Perhaps we can carry on the story-telling and realize how to try
out different endings/new beginnings; it’s about getting enough little
things happening to make the powerful do the big things.

3. What is the meaning of the title of your novel? What is it a
reference to?
 

Many cultures have a creation myth involving a half-man/ half-God
figure sculpting humans of earth material such as wood, bone or clay: in
Greek mythology, Prometheus moulded men of earth and water; in the
Sumerian myth Enkil uses clay and blood. There are similar hindu, Yoruba
ad Maori myths. I conceived my novel as a kind of re-creation myth, only
this time the creators and animators are female. And they reshape their
story by re-telling it.

The title is also a supplication, a vocative address to the human
species to think who we are and where we have come from: animal,
spirit and consciousness and the product of thousands of generations
before.

4. Who is your main target audience of readers? In the UK,? what
age group?


‘O Man of Clay’ is a literary-speculative novel for which the main target
is adult readers, though I would hope to reach older teenage readers, too
(seventeen onwards): those who want to stay near home or travel and
wrestle a bit with ideas. The main characters are seventeen and sixty-
seven and the points of view cover this range. The book is certainly not
aimed at the UK only; one of the pleasures of reading is to discover
somewhere new. We are all in this together; I hope males can read
female characters, young read old, and vice versa in both cases. Many of
us retain the desire to play with ideas as we age; the book is for those
who want to peer into possible futures.

5. Are you an optimist or a pessimist re climate change issues
locally where you live and worldwide?


The sense of coming close to a tipping point is unavoidable. I try to hold
both perspectives together; perhaps psychologically this is the only way
for me. I do think it is possible to draw back from the brink but the
changes will have to be radical: at governmental and community and
individual levels. Young people are active – but this will only spread if
people have got a social investment in it; if it’s part of what we do to live
in the community; if it’s expected of us; if it becomes natural and routine
to think this way; if it isn’t exclusive. There is no moral high ground; we
have to help each other. If we do so redemption is possible, I think.
When, around 2007, the Arctic sea ice began partially melting in
the summer, continental shelves became the object of a colonial land
grab and I asked myself how did we come to believe that this is
acceptable? How can we delude ourselves this way? To stop plundering
the fossil fuels we need to value ourselves as respected and responsible
and we need not to have been forced into labour in a mine or an oil well
under the sea. We need scientific method and to be inclusive of
traditional knowledge. We need the arts and sciences to collaborate: to
value ourselves; not to be afraid to examine our own beliefs and
perceptions and our history of living in the environment.

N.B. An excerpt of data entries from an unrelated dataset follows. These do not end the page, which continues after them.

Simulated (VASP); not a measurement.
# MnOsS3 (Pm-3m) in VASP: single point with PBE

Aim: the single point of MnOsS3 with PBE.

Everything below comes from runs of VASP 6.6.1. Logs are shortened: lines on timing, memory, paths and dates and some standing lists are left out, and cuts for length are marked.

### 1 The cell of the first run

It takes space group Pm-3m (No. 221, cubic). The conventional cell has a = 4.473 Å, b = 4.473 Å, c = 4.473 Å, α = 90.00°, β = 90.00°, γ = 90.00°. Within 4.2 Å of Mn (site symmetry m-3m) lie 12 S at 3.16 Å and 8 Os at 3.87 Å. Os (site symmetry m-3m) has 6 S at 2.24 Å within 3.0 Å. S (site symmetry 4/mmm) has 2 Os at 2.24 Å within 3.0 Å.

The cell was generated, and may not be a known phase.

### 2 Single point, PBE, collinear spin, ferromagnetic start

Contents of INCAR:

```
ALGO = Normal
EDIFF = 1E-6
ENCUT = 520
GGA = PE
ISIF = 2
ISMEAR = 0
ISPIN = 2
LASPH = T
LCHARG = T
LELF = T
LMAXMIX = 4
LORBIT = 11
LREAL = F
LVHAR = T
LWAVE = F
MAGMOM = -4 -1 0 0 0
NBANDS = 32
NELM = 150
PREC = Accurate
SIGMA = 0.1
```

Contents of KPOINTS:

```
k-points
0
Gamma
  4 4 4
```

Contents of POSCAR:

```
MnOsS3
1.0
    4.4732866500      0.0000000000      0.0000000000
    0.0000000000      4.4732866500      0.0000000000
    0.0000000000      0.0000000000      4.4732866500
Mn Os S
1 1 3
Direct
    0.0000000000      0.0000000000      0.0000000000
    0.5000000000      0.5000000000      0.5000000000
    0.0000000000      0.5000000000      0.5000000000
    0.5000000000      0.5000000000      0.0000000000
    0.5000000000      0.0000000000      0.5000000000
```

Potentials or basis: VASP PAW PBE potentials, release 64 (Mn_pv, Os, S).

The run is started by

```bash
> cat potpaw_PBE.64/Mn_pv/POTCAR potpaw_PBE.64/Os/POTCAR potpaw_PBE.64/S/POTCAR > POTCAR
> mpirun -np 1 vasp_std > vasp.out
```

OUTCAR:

6. What is your favorite clifi novel that you've read and
recommend?


Barbara Kingsolver's ''Flight Behaviour'' is a wonderful book: warm and
humorous, yet simultaneously serious and thoughtful, it is about how we
come to terms with a terrifying unknown future of changing climate and
nature off kilter - by working together, talking, taking practical steps, by
small actions, by setting about trying to see and understand so that we can
do what might be needed. This is a tale of a moment of epiphany and its
gradual aftermath; one minute the main character is looking for a way out
of the humdrum and the next, she gets more than she bargained for.

Having been making ends meet on the lower slopes of an Applachian
mountainside, a momentous experience leads her to examine her old life
and see her children and relationships in a different light. At a juncture in
life when she was frustrated and yet open to something new, she finds the
change she wanted and needed lie in a deeper understanding of her own
surroundings. Her moment of awakening is, of course, the one we may
desire, need and fear, the one that will allow us to see ourselves as we
really are - as part of nature - and, at a time when the way we live and use
the planet is pushing nature out of joint, show us other possible ways of
being.

I would also like to recommend, ‘The Chernobyl Privileges’ by Alex
Lockwood, my fellow County Durham writer.

All nuclear reactors emit carbon 14, a radioactive isotope, invalidating
the industry’s claim that reactors are carbon free. And the fuel that
reactors burn is carbon-intensive.

‘The Chernobyl Privileges’ is a novel about bonds: those of blood and
those that bind particles in the nucleus of an atom – and about the forces
that break each apart. It is narrated from the point of view of Anthony,
both in the current narrative time and during his childhood and shows
how incidents in his adult life force him to face what happened in the
past. It deals sensitively with that instinct for self-preservation that
causes distance to open up between people. The moments when
Anthony could have drawn closer to those he loves yet fails to do so
multiply, and the reader is right there looking across the widening gulf
and weighing up each choice and decision with him. The reasons that
prevent people from choosing to alleviate their own suffering are thrown
into stark relief, and we see how, at a time of crisis, political forces can
seek to exploit human vulnerabilities for their own ends.

 Alex is a superb craftsman, holding back the increasingly inevitable;
when they come, acts both small and life-changing strike the reader with
a terribly poignancy. A compelling read, this is a novel for the present
moment with intimations of how little, it seems, we have learned.
  
www.alexlockwood.co.uk

7. What are your PR and book promotion plans locally and
nationwide,? Radio interviews? TV? Newspapers? Websites?
Blogs? Have you seen my blog tour platform?

My novel ‘O Man of Clay’ is my debut for 2020. I’m starting local in
County Durham and Northumberland in Northern England but by
September, I’ll be National when I’ll be at Fantasycon in London on the
25 th -27 th September with Stairwell Books, my publisher. My website,
www.elizamoodnovelist.org has some press and radio interview with
more coming up.

I’ve looked but I am not sure what a blog-tour platform is. [I SENT EXAMPLE OF BLOG TOYUR TO YOU BY EMAIL TODAY: DAN]

Thank you very much for interviewing me, Dan, and for your interesting
questions.
- Eliza

DAN TO ELIZA: Thank YOU for taking the time to write this novel and to answer
our informal questions here. Good luck with the book launch.